Kofta Khan

Like Genghis Khan, we must ever be challenged by gaining more ground; except that with G. it was Asia and with us, it’s just cuisine. Our efforts, much like his barbaric hordes, have now extended into India, though we didn’t suffer any loss of life. The epicurean foil upon which we sailed into spiciest India was in the form of Spinach Koftas with Curried Yogurt and Naan.

Part of the fun of making this was that we had to hunt for the ingredients. The Top 3 Hardest Things To Find were: chickpea flour, nigella seeds (a.k.a. black onion seeds) and curry leaves. We really weren’t holding out much hope of finding the seeds or the leaves but, remarkably, we did; they were both at The Cookbook Company. The flour we finally found at Community Natural Foods. Our adventure had begun before we even got into the kitchen!

It was with curiosity that we started cooking. First up was the naan, a flatbread with nigella seeds for which we found the recipe for on the interweb somewhere. Because of the rising, it was a 2-hour affair and luckily, our yeast wasn’t stale. Next, we made the curried yogurt sauce- this is where the leaves came into play; there was also garlic, turmeric, onion and fenugreek. After thickening, it was still a pretty loose sauce so we gave the recipe (from the Slow Foods cookbook) the benefit of the doubt and left it to cool while we prepared the final part, the spinach koftas.

I looked it up: a kofta is apparently a mixture of almost any vegetable ingredients mashed together with something that will make it sticky enough to form into balls. It’s also, it would seem, a band in Japan…? Cool T-shirts.

So, mash together spinach, onions, tomatoes, cilantro, water and some other stuff and form into 1-inch balls. Boil some oil. I think it’s safe to say that we were both pretty nervous about the deep-frying. We don’t have a deep fryer or anything that fancy so it was a just a big, scalding-hot pool of canola oil in a pot perched on a back burner of our electric stove. I held the splatter screen at the ready and, mentally, had the baking soda standing by. Marc dropped the first one into the pot and we both flinched in anticipation of hot oil splatter but it was nothing so dramatic. In fact, not dramatic at all but rather fun. In went the spinach balls for a few seconds and out came crisp, golden koftas. Interesting fact: Genghis Khan’s enemies once boiled alive his captured generals. No oil then but I’m guessing plenty of splatter.
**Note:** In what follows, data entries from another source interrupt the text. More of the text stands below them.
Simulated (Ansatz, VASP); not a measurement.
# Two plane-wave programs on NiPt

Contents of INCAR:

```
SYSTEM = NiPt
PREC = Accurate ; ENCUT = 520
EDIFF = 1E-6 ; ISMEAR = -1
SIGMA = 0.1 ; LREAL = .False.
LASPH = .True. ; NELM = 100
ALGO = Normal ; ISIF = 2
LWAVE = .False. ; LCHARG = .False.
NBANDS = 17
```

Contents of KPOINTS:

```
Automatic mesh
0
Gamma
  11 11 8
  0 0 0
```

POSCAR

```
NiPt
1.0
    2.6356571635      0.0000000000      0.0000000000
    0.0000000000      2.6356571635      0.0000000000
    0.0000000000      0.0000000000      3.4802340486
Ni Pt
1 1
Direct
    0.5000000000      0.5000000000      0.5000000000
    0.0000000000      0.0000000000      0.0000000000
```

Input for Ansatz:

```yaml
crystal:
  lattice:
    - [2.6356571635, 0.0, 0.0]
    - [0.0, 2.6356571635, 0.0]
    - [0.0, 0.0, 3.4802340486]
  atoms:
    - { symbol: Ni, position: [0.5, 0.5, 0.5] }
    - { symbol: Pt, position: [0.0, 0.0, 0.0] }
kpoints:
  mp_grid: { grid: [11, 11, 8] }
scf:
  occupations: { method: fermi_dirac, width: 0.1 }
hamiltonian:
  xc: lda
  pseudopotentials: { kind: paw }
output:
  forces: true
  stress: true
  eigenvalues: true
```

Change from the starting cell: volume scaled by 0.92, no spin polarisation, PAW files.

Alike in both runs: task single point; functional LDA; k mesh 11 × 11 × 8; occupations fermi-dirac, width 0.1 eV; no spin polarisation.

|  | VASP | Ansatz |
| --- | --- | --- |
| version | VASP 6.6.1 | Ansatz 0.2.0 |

Meanwhile, the naan had been crisping away in a hot oven and was done almost simultaneously with the koftas. We plated everything, pulled the bottle of our beloved Evolution from the fridge, and sat down with great anticipation. And the verdict is: Like. It was all very tasty and more enjoyable for the fact that it was so fun for us to make but alas, it was nothing extraordinary. Good leftovers if one doesn’t have an afternoon meeting (very onion-y). The wine, as always, was outstanding.

So, like, what do we do with the remaining 5 ounces of curry leaves?